Feature: Support for static non rss sites via FiveFilters or similar

Inkmist · May 7, 2017, 7:08pm

Hi Samuel,

It would be awesome if NB could support static sites.

The objective is not to crawl huge sites and get banned but rather notify new content on infrequently updated static sites with no rss.
This would obviously be a premium feature.

1-When no feed is detected at the link, NB could suggest feeds with similar domains ordered by number subscribers. (I think you already sort of do this but it’s not clear)

2-Then it should provide the option to monitor the site via custom css selectors.
use an advanced menu for xpath or css selector.
Or even use the original view with a visual selector. (see: http://siteconfig.fivefilters.org/)
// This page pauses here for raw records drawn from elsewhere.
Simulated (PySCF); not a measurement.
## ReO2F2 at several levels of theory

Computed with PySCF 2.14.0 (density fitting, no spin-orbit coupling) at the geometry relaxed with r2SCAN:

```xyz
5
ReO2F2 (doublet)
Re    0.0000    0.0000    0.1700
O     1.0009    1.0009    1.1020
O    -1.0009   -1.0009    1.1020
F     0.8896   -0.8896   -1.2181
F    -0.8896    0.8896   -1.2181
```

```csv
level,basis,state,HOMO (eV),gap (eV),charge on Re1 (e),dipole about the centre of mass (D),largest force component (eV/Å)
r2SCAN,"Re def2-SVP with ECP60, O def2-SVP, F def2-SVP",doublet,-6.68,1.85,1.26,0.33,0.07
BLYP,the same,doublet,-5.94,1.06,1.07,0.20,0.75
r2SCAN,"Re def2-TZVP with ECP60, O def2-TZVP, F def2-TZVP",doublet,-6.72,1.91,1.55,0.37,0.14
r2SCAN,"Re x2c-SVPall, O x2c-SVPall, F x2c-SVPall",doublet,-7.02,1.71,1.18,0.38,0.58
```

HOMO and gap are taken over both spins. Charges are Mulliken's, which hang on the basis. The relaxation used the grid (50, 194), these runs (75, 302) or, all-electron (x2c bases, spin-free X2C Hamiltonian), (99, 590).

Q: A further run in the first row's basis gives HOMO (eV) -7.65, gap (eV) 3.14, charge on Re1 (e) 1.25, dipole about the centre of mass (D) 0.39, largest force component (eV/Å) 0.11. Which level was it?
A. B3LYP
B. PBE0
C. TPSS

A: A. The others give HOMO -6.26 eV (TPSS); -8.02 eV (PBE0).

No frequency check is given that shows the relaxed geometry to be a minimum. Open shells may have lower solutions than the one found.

3-Cache a version and create a feed for all premium users

4-technical options:

4a: Set up a host with fivefilters RSS tools.
It’s cheap, supported and easily modifiable to save custom JSON to mongo.
If you agree I could even get you a free license or even provide a host. :-)

http://fivefilters.org/content-only/

4b- Write your own with BeautifulSoup or Scrappy.
(overkill? but spiders could be useful and easier to scale).
Not at all difficult.(less than 200 lines)
I’ve done it.

Bottom line js content would be difficult but truly static and simple html would be a huge step.

https://docs.scrapy.org/

4c- Long term: For bonus points use Selenium with phantomjs webdriver or advanced scrapy (https://github.com/scrapy-plugins/scrapy-splash ) to get around those increasingly popular js frameworks.

5-An option for js would be to select a library and let advanced users contribute spider code.
The crawler host would be segregated (maybe on the dev branch) and you would approve spiders for production.
Over time you could have trusted users contribute unsupervised.

Sorry if this was long, I just love NB.

Got a bit sad when you said rss readers are declining…
NB is the most important app of my day.

Thanks for your time.

PS: Oh, that twitter code update is great!. It’s night and day. Wow.

samuelclay · February 23, 2018, 11:28pm

Hey, this is a great writeup. But it’s also a ton fo work to implement. Google in fact used to do this and they scrapped the project because it was so finicky and unreliable.

But before we get into details, can you give me a few examples of URLs that you’d want to track in NewsBlur?